The Bvlgari Hotel Shanghai is more than a slick new tower. At the foot of its 47-floor high-rise is a heritage building that goes back to the beginning of the 20th century and has now been given a new lease on life after years of renovation.
A Hundred Years of Change, Ending with a Star, at Bvlgari Shanghai's Heritage Building
The three-story building is more than a century old and sits on the site of the former Tian Hou temple and diplomatic residence of the Qing dynasty government. The residence was a guesthouse for envoys travelling overseas and the temple was a ritual site, especially for the many Fujianese fishermen who worked in Shanghai at the time.
In 1911, the Shanghai military government granted the site to the Shanghai Merchants Association, which eventually became the Chamber of Commerce Shanghai, also known as the Chinese Chamber of Commerce. Constructed in 1916 at the cost of 120,000 liang of silver, it was the first of its kind in China at the time and became a gathering place for business magnates from across the country.
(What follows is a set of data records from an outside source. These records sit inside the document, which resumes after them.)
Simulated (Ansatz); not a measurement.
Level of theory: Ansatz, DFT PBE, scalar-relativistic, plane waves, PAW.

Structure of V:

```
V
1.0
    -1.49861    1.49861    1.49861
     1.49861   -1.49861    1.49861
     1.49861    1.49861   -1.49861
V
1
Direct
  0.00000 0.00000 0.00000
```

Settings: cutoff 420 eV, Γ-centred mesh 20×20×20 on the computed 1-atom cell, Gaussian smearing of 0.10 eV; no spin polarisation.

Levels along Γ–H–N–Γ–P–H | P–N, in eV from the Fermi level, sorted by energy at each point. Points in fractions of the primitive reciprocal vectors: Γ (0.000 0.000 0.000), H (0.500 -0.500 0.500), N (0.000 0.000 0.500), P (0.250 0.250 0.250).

The building itself was designed by Atkinson & Dallas and combines classic western architecture with a traditional Chinese garden landscape. It’s mostly done in red brick and granite. A huge Roman-style triumphal archway faces Suzhou Creek.
The majority of the magnates were from the banking industry, but also came from shipping, real estate, textiles, cotton, insurance, silkworms and silk, tea, flour, import/export and hardware businesses. In total, there were more than 500 members by the mid-1920s. Together they financed things like disaster relief and the aftermath of war, initiated China’s first commercial laws, and promoted Made in China products. In 1929, the government at the time dissolved the Chamber of Commerce.
Over the next 80 years, the building became used as a vocational school, as the Shanghai Electronic Tube Factory, the United Bulb Factory, and the Shanghai Electronic Component Research Institute. It did not fare well, as each successive owner added to the exterior and renovated the interiors to suit their needs at the time. In 2011, real estate developer OCT purchased the plot of land containing the building and embarked on what would become a seven-year restoration of the one-time Chamber of Commerce Shanghai.
The renovation team from Italian architectural firm Antonio Citterio Patricia Viel and UDG Office for Urban Renewal used historical drawings, photos and measurements to ascertain its original 1920s look. The façade had been covered in paint and tile and the original sloped roof demolished to add an additional floor to the building.
During the seven-year restoration, the team discovered lost details like woodcarvings done by hand on the grand stairway and an entire hand-laid tile mosaic underneath a wood floor.
Bvlgari Hotel Shanghai decided to honor this mosaic by using it as the logo for the Shanghai hotel.
This is how it looks today after a thorough restoration.
One of the most impressive features about the original building was the 800-person ballroom, constructed without pillars or obstructions. This hall was where all the important decisions of the Chamber were made but had fallen into serious disrepair.
After the restoration, it’s once again available for events, weddings and large meetings. The only modern concessions are the paintings on either side of the raised podium. They call it the Bvlgari Ballroom.
Apart from the ballroom, the majority of the Heritage Building has been converted into a restaurant. Bao Li Xuan, a haute-Cantonese restaurant, is run by Executive Chinese Chef Fu Manpiu. Originally from Hong Kong, Fu earned a Michelin star for the restaurant in the recent Michelin 2020 awards.
Like Italian restaurant Il Ristorante by Niko Romito on the 47th floor of the modern tower, the philosophy here is simple: keep the flavors rooted in tradition but add a contemporary twist to the presentation, where appropriate.
At lunchtime, like every good Cantonese restaurant, the restaurant’s focus is on dim sum, like these abalone tarts, pan-fried Wagyu beef buns and sweet char siu bao.
Much of the restaurant is private rooms, which are more like suites. A living room connects to the private dining room, with an en-suite bathroom. The surprise here is that there is no minimum charge to book any of the six private rooms. They are available on a purely first-come, first-served basis.
All six rooms are named after gemstones, in keeping with Bvlgari’s history, and are upholstered in different colored silk wallpaper. This room is Diamond.
At dinner, it’s classic Cantonese, like this steamed spotted grouper plated to resemble a dragon.
Roast goose is a signature and a standout dish at both lunch and dinner.
Man vs. goose. Man wins.
The main dining room, on the third floor, is decorated with turquoise raw silk wallpaper, black lacquered panels, and Art Deco patterned carpets. Prices average about 500rmb for lunch and about 1,000rmb per dinner, including all taxes and service fees. There’s no surcharge for seven years of restoration work.